Having completed all reviews and implemented Enigio’s trace:original in production, we’re looking to not only digitise existing paper-based bill of exchange structures but also incorporate digital negotiable instruments into future working capital solutions, and that is one of the reasons we’re ready to start discussing it publicly.

 

GTR: For Enigio, when working with banking partners, especially around the regulatory aspects, what steps do you take to ensure they’re comfortable using blockchain?

Zekkar: Good question. One aspect is transparency. As Charlotte mentioned, the bank went deep into the source code, which is exactly what we want – if there’s a security issue, it should be found. That’s in everyone’s interest. Also, each journey teaches us how to navigate these questions better, shortening lead times and providing the necessary data. I would say J.P. Morgan’s efforts have opened the door for the entire industry to move forward with more confidence.

Fryer: Going forward, with partnerships such as this, each bank will have its own set of questions. But I’d say we’ve come a long way in figuring out how to effectively communicate what Enigio offers to the industry. Hopefully, this messaging will help when other banks enquire, as it reflects how we’ve developed the solution. That said, I expect many banks will still want to conduct their own checks and consult with regulators, which is natural.

 

GTR: Moving from proofs of concept to full production can be challenging. What are you focusing on, both in your internal discussions and with clients, to ensure a smooth path to the first live transaction and what will it look like? 
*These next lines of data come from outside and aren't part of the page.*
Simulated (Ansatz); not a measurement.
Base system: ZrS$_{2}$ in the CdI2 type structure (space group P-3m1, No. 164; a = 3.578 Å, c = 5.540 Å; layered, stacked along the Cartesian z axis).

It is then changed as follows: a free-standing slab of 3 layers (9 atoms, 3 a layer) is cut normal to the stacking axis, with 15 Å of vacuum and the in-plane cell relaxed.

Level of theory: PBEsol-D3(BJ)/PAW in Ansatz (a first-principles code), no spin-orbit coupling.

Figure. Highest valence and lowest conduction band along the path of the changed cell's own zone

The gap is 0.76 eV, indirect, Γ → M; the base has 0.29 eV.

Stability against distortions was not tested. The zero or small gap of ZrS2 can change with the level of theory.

Fryer: We are very close to completing our first transaction. All internal and external approvals are in place, internal requirements have been met, and we have implemented the solution into production.

Throughout this process, our magnificent operations team have been instrumental. As they will be processing these instruments daily, they have been heavily involved in testing the solution, providing us feedback to refine the system’s functionality. We will continue to partner with Enigio to ensure scalability and future-proofing. Some of the critical features will include entitlement controls, auditability and full visibility at every stage. This level of oversight is essential to our future use cases for Enigio’s platform.

But for now, we have a clear idea of what the initial set of transactions will look like: a cross-border deal where funding goes directly to the seller, and we’ll assume possession and ownership of the bill of exchange. It’s important to note that this is different from what others in the industry are testing for their initial use cases. Our rollout will start with our largest existing transactions and most interested clients, focusing initially on the UK, and this will be our first step before we introduce this in other J.P. Morgan locations.

Zekkar: It’s actually a solid approach to focus on one use case and go full force with it. Once you’ve crossed that initial hurdle and feel confident, expanding becomes much easier. The first step is always the toughest, so it’s important not to try and tackle everything at once.

 

GTR: How might industry efforts support this next stage of growth?

Fryer: The ICC’s Digital Standards Initiative (DSI) recently released a self-assessment tool to prove the reliability of digital platforms. This will address the challenge of ensuring reliable systems, which has been a major issue for years.

Enigio provided us with a copy of their self-assessment form to support our internal due diligence. Ultimately we felt confident, but I can see how others might raise a similar line of questioning: ‘We have the Act, but how do we prove that a particular feature or functionality meets its requirements?’ The DSI’s new framework will help with this.

For the industry to truly scale, we also need other financial institutions to embrace digital bills of exchange. Much of our focus moving forward will be on advocacy – engaging with partner banks and raising awareness about what we’re doing. Without wider bank adoption – not just in creating, but also in purchasing digital bills of exchange – we’ll see some corporate interest, but to achieve real impact, the banks must come on board.

Zekkar: Success comes down to structure, focus, transparency and trust. It’s been an enjoyable journey with J.P. Morgan, where high standards have pushed us to excel. Looking back, this collaboration has already helped drive significant growth.

But to scale, as Charlotte noted, we need broad participation. Everything is being digitalised; yet this remains the last bastion of trade finance that has not fully digitalised, and the banks can make this happen. The recent progress on reliable systems, led by ICC DSI, is a step forward. And the Model Law on Electronic Transferable Records is here to stay. Leaders like J.P. Morgan will show the way, and others will follow as they gain confidence, to everyone’s benefit. Banks can help keep their customers relevant by adding this value. In the end, this is about sustainability and inclusivity in trade, about making trade faster, cheaper and safer for all parties.